Relationships = Success. No one disputes this, yet few allow this knowledge to drive their behavior. Here’s a quick story to help illustrate this point:
Early in my career, I was in the office of a successful political operative working on his computer when he gestured to get my attention. Picking up a 5”x7” pocket card from his desk, in a quiet subversive voice, he murmured. “Psst, hey kid. You wanna know the secret?” Well of course I wanted to know THE secret, so I pulled up a chair and sat down for what I expected to be a lengthy discussion on political strategy and policy development.
Instead, what I got was one sentence that has stayed with me until this day. Holding up the card, which contained only five names, he said, “These are the only people I am going to talk to this week.” Somewhat disappointed in the brevity of my tutelage, I went back to what I was doing and pondered the brief lesson.
Initially, I thought he was talking about targeting; making sure to focus on the right people. But I soon realized that it was more than targeting. The real lesson was discipline. While everyone knows targeting is important, the “secret” is in the discipline to allow that knowledge to drive your calendar and call list.
Throughout my career I have observed many reasons people and organization fail to convert their targeting plans into actions. For some the failure comes from a subtle fear of rejection or lack of confidence. For others the failure to stay focused on the most important relationships comes from a lack of internal processes and tools that help hold the entire team accountable.
In the post-information age, there are of course no lack of websites, programs and apps that will help you manage your contacts and call lists. Most of these tools are geared toward sales professionals and seem to have limited application for policy professionals. And anyway, apps and websites do not relationships make.
Our RQM (Relationship Quotient Manager) is something different. It combines basic management principles with online tools to help individuals and organizations stay focused on the right people and prospects.
The process starts with a discussion about organizational goals. This conversation is not a formal strategic planning session, but rather a brief examination and clarification of desired outcomes. In its simplest terms, “What do we win when we win?”
While there are some clear-cut goals such as “pass this bill” or “elect that candidate,” most of the work of public affairs has to do with more malleable, even ineffable concepts such as “raising awareness” or “expanding markets.”
If we are not able to render this discussion into a handful of salient and actionable priorities, then the process stops. If you can’t explain to the architect what you want, then hiring a carpeting is only inviting disaster.
If, however, consensus arises around the stated goals, the process then shifts to identifying the corresponding constituency. Who are the people most equipped to help us achieve the stated goals? We set about gathering all the names and contact information form the many and varied repositories: iPhone contacts, Outlook address books, event sign-in sheets are all showered (scoured?) for the people who will help us achieve our goals.

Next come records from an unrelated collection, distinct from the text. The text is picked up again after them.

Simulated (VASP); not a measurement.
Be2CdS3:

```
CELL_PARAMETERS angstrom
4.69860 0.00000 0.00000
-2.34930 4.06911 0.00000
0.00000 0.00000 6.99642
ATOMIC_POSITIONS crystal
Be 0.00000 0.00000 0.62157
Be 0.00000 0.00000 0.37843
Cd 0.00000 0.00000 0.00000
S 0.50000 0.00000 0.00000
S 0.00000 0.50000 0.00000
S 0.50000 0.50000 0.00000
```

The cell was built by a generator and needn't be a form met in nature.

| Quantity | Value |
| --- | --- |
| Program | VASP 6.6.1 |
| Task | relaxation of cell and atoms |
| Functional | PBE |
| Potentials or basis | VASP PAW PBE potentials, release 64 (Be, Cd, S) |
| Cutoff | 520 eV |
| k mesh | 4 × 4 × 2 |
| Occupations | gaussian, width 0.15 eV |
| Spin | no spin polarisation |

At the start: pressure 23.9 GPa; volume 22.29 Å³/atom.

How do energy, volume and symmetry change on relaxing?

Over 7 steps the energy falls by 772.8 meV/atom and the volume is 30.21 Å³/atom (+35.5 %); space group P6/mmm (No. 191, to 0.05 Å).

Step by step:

Action Factory then consolidates this information into a single list, hosts it in the cloud, and makes it available via several highly intuitive interfaces.
Next, members of your team review their constituencies and assign two numbers to all contacts that makes up their RQ: Their quality of the relationship with this constituent (-1 to 5), and the potential for this constituent impact the goal (1 to 5).
Our iPhone app has a Tinder-style interface that allows users to easily enter and update rankings. When all contacts have been ranked, each individual will have an RQ and the constituency as a whole will have an average RQ.
This process helps our customers to think deeply about who they should focus on and why. Additionally, once all the ranking is complete, the organization is now able to track the progress of all the keys relationships in the organization.